Hillary for Prison?
The ‘lock her up’ chant has been a familiar refrain in the 2016 election campaign, although those wanting Hillary Clinton thrown in jail are being a little overzealous. With her handling of Benghazi, her private email server, and her involvement with the Clinton foundation, she hasn’t exactly been the model statesperson. However, if she is guilty of anything it is being a politician. The things an American politician does in the course of a career would get them arrested in a place like Finland. Hiding information, providing favours for lobbyists; it is legalized corruption. Hillary is just one of many. The stuff she did is the stuff everyone does — it’s the very nature of the system. To single her out is disingenuous.
Let’s consider Benghazi. This was an attack on a US Embassy which, tragically, killed 4 Americans. Then Secretary of State, Hillary Clinton was chastised for her handling of the situation, specifically for ignoring intelligence warnings and for failing to ensure adequate protection for embassy staff. For comparison, consider Beirut in 1983. A Marine barracks was bombed claiming the lives of 241 Americans. Attackers drove through an open gate, past unarmed guards, and destroyed the facility. Notice the similarities: intelligence failure, inadequate security, and loss of American lives.
That’s where the similarities end. Congress chose not to politicize the Beirut tragedy, opting instead for an investigation (one investigation) to determine what went wrong. Zero — I repeat — zero senior administration officials were subpoenaed to appear before the committee. This is consistent with standard practice and historical precedent. By contrast, 8 different congressional committees have convened investigations into the Benghazi affair, along with 32 public hearings. That’s more investigations than were held for the attacks on the Kenyan Embassy (0), the Oklahoma City Federal Building (0), The USS Cole (2), The Boston Marathon (1), and September 11 (2), COMBINED! Members of congress who repeatedly dragged Secretary Clinton before their committees must be ignorant of historical norms. Or, more likely, they’re deliberately attempting to derail her election campaign
During the course of the Benghazi investigations it was revealed that Secretary Clinton maintained a private email server for conducting official government business. This is disturbing on several levels. For one, we have a government official ostensibly trying to circumvent public records laws. Secondly, it appears that the private account was used to send classified information. Finally, some of the emails were conveniently deleted. We will never know what they contained. This practice is definitely unethical and possibly illegal. Or it would be, if the previous administration hadn’t done the same thing.

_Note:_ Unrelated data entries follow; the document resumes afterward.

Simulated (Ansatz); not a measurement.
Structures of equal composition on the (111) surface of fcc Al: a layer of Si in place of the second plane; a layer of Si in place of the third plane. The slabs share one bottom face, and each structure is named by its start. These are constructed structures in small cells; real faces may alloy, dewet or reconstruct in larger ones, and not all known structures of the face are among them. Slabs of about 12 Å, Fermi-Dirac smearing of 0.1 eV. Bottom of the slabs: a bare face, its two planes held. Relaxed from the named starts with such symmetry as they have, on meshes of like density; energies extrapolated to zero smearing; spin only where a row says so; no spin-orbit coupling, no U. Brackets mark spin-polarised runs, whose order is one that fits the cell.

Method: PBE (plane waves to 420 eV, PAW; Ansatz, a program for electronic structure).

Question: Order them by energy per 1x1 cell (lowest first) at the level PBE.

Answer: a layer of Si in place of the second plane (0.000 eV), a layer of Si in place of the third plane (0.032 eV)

During the course of a congressional investigation back in 2007, it was revealed that Deputy Chief of Staff, Karl Rove maintained a private email server in the White House for conducting official business. When requested by congress, 22 million of the emails were summarily deleted. Hardly surprising for an administration that leaked the classified identity of an undercover CIA agent from the Vice President’s office. Any serious campaign to indict Hillary over her email practices must naturally include Rove and Cheney.
As a short digression, there a few grains of salt we must take when talking about classified information. Too much material is deemed classified. It has been a gradual trend and it is getting worse. Increasingly, material is marked classified because it is politically sensitive — not for national security reasons. To complicate matters, items that are publicly acknowledged by one agency are sometimes marked classified by another. It is ridiculous. The real crime is that high-ranking officials can leak classified information with impunity, while low level officials are prosecuted.
Perhaps the most troubling of Hillary’s transgressions is the alleged pay-for-play through The Clinton Foundation. Foreign officials would make donations to the foundation in hopes of securing access to government officials. Sadly, in Washington this sort of behaviour is commonplace. Revisiting the Bush Administrations (both of them) we can find the same conflicts of interest running throughout the twelve years. The Carlyle Group private equity firm was the direct beneficiary of American military procurement during the presidency of George W Bush. This is, of course, the same firm where his father, and former president, George H W Bush was serving as a special consultant. Sound familiar?
This is bad enough without even considering Dick Cheney. While serving as secretary of defense he orchestrated the first Gulf War, which included $8 billion worth of contracts to a company called Halliburton. After leaving office, Cheney assumed the position of CEO at Halliburton which he held until 2000, stepping down to stand as a candidate for Vice President. While in office, and still receiving deferred compensation, Halliburton was awarded a no-bid contract for work in Iraq. Pure coincidence, I’m sure.
In American politics, this pattern of behavior is the norm. The troubling part is that it’s legal. Why else would someone spend $2 billion trying to get a job that pays a mere $400,000 per year? It’s for the access — the connections. That speaks to a larger incentive problem with the American electoral machinery.
The US government suffers from an immense principal-agent problem. The people who vote in elections are not the same people who fund them. Campaigns are expensive — prohibitively so — for the average person. A successful candidate is one who can raise money from business leaders in their district. Naturally, they expect something in return. This quid-pro-quo is beyond the level of assertion — it is well documented. It is perhaps why the House Financial Services Committee — the one responsible for regulating the financial sector — has grown from 44 members in 1980 to 61 members today. It is the same reason people rob banks: that’s where the money is. If you think Hillary is guilty of influence peddling, take a look at Congress.
The corrupt practices that have brought Hillary under fire are not hers alone. Any accusations directed at her must, logically, include much of the Washington establishment. But they don’t. The obsession with Hillary is just that — an obsession. There could be a number of different reasons. It could be confirmation bias; it could easily be partisanship. Perhaps it’s rooted in the narcissism of small differences (Hillary is a conservative democrat), or it might be simple misogyny. It could also be a function of media myopia, whereby people become so immersed in fringe media that they lose their appreciation of context and history. Regardless of motivation, you can’t reasonably demand Hillary be locked up without also rounding up Rove, Cheney and a few hundred members of Congress. Or just admit you have an irrational obsession with Hillary.